Friday, March 6, 2015

Polaris - of the Snows

Charles B. Stilson’s lost world tale Polaris - of the Snows was originally published in three installments in All-Story Weekly in December 1915 and January 1916. It was followed by two more short novels, also serialised in the same pulp magazine, featuring the same hero.

American pulp writer Charles B. Stilson (1880-1932) is usually regarded as an imitator of Edgar Rice Burroughs and on the basis of Polaris - of the Snows that seems a fairly accurate assessment. Tarzan of the Apes had appeared in All-Story Weekly in 1912. It has to be said however that Stilson was a competent imitator and this is an entertaining short novel.

Polaris - of the Snows does in fact have many similarities to the Burroughs Tarzan stories. Polaris is a young giant of a man who has been brought up by his father in a cabin in Antarctica. The cabin was built from the wreckage that brought his father and his mother (now deceased) to the frozen continent many years earlier. They were presumably engaged on a voyage of exploration although we will not learn the whole story until the end of the book.

Polaris’s father has now died and in accordance with the old man’s dying wishes Polaris sets out for the north to find the wider world he has never seen. Polaris knows little about his own origins except that he is an American gentleman. Like Tarzan (at least the Tarzan of the books rather than the Tarzan of most of the movies) Polaris possesses a wide if somewhat spotty education. He is fluent in classical Greek and Latin. He knows much of history and of the outside world although having had no experience of that world his ideas of it are a trifle eccentric.

Polaris, armed with a spear, a rifle and two revolvers (athough with a very limited ammunition supply) is accompanied by his faithful dog team. It seems likely to be a lonely journey but that is about to change. Suddenly he encounters two men, one of whom is clearly trying to kill the other. Polaris has high moral principles and he knows that murder is unacceptable so he unhesitatingly slays the would-be murderer. He then discovers that there was a third member of this party, a beautiful young American woman named Rose. These three were members of a polar expedition and their ship is awaiting their return. Polaris, being naturally chivalrous, offers to conduct Rose back to her ship. The trouble is that Rose is hopelessly lost so this may be a rather difficult undertaking.

It is also a very dangerous undertaking. Apart from being marooned on drifting ice floes they face the constant menace of attack from polar bears (yes I know there are no polar bears in Antarctica but this is an adventure story so the hero has to face dangerous wild animals and polar bears are more convincing adversaries than angry penguins).

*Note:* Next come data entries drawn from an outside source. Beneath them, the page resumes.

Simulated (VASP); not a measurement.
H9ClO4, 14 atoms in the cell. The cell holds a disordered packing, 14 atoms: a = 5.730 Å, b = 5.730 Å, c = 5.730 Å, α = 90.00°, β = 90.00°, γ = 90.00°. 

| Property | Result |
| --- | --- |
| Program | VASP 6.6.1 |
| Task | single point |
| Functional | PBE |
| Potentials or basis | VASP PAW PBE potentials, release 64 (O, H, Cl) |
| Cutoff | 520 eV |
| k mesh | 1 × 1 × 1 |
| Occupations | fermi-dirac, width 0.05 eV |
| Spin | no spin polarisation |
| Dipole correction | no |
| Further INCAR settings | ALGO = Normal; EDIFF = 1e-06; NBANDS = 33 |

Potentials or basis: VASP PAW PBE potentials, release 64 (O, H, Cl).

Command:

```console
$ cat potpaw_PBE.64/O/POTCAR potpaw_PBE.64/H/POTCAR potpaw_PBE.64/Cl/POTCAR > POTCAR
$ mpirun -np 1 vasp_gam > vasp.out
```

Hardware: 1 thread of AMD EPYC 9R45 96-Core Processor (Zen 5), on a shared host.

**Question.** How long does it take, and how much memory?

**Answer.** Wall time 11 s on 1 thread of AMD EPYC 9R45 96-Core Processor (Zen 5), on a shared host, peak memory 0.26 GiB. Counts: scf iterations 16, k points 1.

For various reasons our adventurers find themselves driven southward again and they notice something rather odd. The further southward they go the warmer it gets. Even odder they find themselves showered with ashes. The sight of a mountain belching smoke provides the explanation. What they have found turns out not to be one volcano, but a whole range of volcanoes enclosing a hidden valley. The valley itself is green and temperate. It is also inhabited. Inhabited by people who speak classical Greek. 

This lost world turns out to be not quite the paradise it seemed at first. The people of Sardanes suffer from the usual human weaknesses - jealousy, suspicion, fear, ambition, avarice. Polaris and Rose soon find themselves in a rather tricky situation, and their adventures have only just begun.

The secret to writing good pulp fiction is to keep the action moving along as briskly as possible and Stilson certainly knows how to do that. His world-building is less impressive than that of Burroughs (who was a master of that particular art) but it’s competent enough. Polaris is pretty much an Antarctic version of Tarzan but without the complexity and without the tragic sense of being a man caught between two worlds. The other characters are pretty stock-standard adventure story types. Rose is the equivalent of Tarzan’s Jane but again rather less complex and interesting.

It’s worth pointing out that Burroughs was a very fine writer indeed, one of the grand masters of pulp fiction. Stilson is not in the same league but he’s still a competent story-teller and he handles his action scenes quite adroitly. Polaris - of the Snows is an enjoyable and well-crafted tale of adventure. Recommended.

All three Polaris novels were published in paperback by Altus Press in 2008.